Sunday, June 17, 2007

On Father's Day.





It is Brian's first Father's Day, and we celebrated with a breakfast at the Fleetwood Diner just off Main Street. Later in the day, Brian plans to spend some time flying his kite, and then we're going to cook some steaks on the grill with my dad.

Some thoughts about what I appreciate most about Brian as a father . . . I think that one of the greatest gifts that he's giving to Maia right now is that of knowing how men can and should participate in a family. Every day, Maia sees Brian make a conscious choice to spend time with her, performing the mundane tasks that are the foundation of daily life with a child. Despite the fact that he works over forty hours a week, Brian hasn't had an uninterrupted night of sleep in almost six months. At 3:00 AM, after Maia has eaten her middle-of-the-night meal, it is often Brian who changes her diaper, kisses her good night again, and returns her to bed. Just last night, in fact, after a challenging start to the evening caused by Maia's case of the Air Conditioning Sniffles, it was Brian who cuddled her at midnight and calmed her from wide awake to fast asleep. These last six months of little moments have begun to pay off now, as Maia begins to develop a sense of who she trusts and who she does not. You can see it in her eyes: Dad is someone who is "home" to her.

What do I think these daily moments will someday mean to Maia? I believe wholeheartedly that Brian is teaching Maia what to expect from her future life partner. (Of course, it isn't a foregone conclusion that that partner will be a man, but it's more likely than not.) Brian is teaching Maia what men are capable of. He's showing her what type of life partners they can be. He is teaching her to expect kindness, generosity, attention to detail, commitment, and reflectiveness. He is teaching her that it is appropriate to expect all of these things, and to move on if she is getting something less. She will grow up seeing him cook 90% of the meals here in our house. She will grow up seeing him read books for pleasure. She will grow up seeing him treat everyone in his life with a spirit of generosity and love. Isn't he giving her an extraordinary gift??

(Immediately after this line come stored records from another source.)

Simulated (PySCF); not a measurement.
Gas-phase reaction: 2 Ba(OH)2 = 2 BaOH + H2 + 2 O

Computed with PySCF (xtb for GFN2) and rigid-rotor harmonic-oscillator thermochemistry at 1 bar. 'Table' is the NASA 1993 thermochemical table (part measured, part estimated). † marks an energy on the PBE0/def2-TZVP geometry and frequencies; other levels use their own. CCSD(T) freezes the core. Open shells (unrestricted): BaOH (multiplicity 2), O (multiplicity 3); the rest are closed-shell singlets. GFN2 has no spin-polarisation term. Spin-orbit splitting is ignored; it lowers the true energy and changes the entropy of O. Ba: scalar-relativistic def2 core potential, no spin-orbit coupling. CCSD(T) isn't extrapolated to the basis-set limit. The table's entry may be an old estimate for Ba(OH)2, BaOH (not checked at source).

Fathers are the principal male role models in their children's lives. They teach their children what it means to be a man in the 21st century. As a society, we place a lot of emphasis on how important the presence of a father is to a son. But my goodness, how profoundly important this type of role modeling is to a daughter! Every day Brian subverts and questions the gender roles that have become so stagnant and impractical these days. She could not be learning this lesson without him. It takes deep confidence and a strong sense of self to do what Brian is doing, because our society expects otherwise from him.

If only all of our sons and daughters could have a Dad like Brian in their lives.